THE ENTRY listed second-to-last in Commissioner Amanda Fritz's calendar for the week starting October 27 wasn't out of the ordinary, given her lead role in helping Portland City Council face the implications of its recently approved police reform deal with the US Department of Justice.

It named two mental health advocates—Beckie Child and Jason Renaud of the Mental Health Association of Portland—who've been more than outspoken about how all that work's been going.

Both have spent time this year giving advice on how to shape the crucial community oversight elements of the reform deal—which is meant to address findings that Portland cops have engaged in a pattern or practice of using excessive force against people with mental illness. And this meeting, held on October 31, might have been more of the same.

Except it wasn't.

According to a private recap that Renaud emailed to some other volunteers—later obtained by the Mercury and also sent to Fritz herself—Fritz explicitly offered a mea culpa for a trust-shattering development in city hall's handling of police reform: an appeal, filed on October 27, challenging a federal judge's order that officials return to court at least once a year to show their work. That move, approved in a vote on October 22, brought on heaps of scorn from perplexed police accountability advocates.

Fritz had acknowledged the difficulty, even during the vote, in standing apart from the community. But she clung to her reasoning that city hall, not a federal judge, needs to reign as the arbiter of change.

That stance seems to have softened. Renaud's email said Fritz not only regretted championing the appeal alongside Mayor Charlie Hales, but that she'd also try to reverse it.

When I asked her about the email, Fritz confirmed her reservations—but spoke carefully on whether she'd actually call for a withdrawal.

"I'm concerned that the community didn't agree with our reasons for appealing," Fritz told me. "And I will be looking to see if there's a way for us to get on the same page."

The email went on to mention a few other tidbits that both Fritz and Renaud probably would have preferred remained private.

Renaud wagered that soon-to-retire Police Chief Mike Reese might try to challenge Hales in 2016—with the warning that the conversation on police reforms would grow "ugly" in the event that actually came to pass.

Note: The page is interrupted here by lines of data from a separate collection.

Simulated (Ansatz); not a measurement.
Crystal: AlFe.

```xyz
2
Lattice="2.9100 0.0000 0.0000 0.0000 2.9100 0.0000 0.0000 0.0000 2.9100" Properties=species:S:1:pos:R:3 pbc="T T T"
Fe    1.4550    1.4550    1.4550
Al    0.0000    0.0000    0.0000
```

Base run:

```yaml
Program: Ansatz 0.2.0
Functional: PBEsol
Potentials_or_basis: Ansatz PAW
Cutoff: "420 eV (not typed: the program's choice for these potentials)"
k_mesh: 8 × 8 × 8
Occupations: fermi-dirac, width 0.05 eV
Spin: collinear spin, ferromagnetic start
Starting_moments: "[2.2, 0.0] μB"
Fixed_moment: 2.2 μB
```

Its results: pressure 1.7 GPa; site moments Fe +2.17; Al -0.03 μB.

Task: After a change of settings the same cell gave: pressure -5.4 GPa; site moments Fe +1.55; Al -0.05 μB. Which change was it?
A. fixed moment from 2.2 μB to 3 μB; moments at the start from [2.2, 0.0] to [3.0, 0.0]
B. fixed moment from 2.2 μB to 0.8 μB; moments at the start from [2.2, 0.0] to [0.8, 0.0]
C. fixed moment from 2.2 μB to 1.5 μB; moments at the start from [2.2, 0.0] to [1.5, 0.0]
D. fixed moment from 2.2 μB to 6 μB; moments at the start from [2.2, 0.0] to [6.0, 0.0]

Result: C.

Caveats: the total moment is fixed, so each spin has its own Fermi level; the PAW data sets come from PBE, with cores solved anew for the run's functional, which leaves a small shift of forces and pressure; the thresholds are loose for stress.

Renaud also said Fritz was bullish on the prospects of funding a drop-off or walk-in center for people in crisis—a much-ballyhooed piece of the reform deal later revealed as merely "aspirational" ["An Empty Mandate," News, Feb 19]. And he mentioned that Fritz was hoping to demand a cut of the city's surplus money in the hopes of hiring, for the first time, a devoted mental health specialist.

Fritz, in a budget session on Tuesday, November 4, called that one out without prompting. She told me she thought it made perfect sense, what with Hales asking for six new jobs in the police bureau to work on police reforms.

The reform deal, she'd like to remind her colleagues, is all about mental health.

"That doesn't make any sense," she said of hiring more police staffers before a mental health coordinator. "There's a huge disconnect."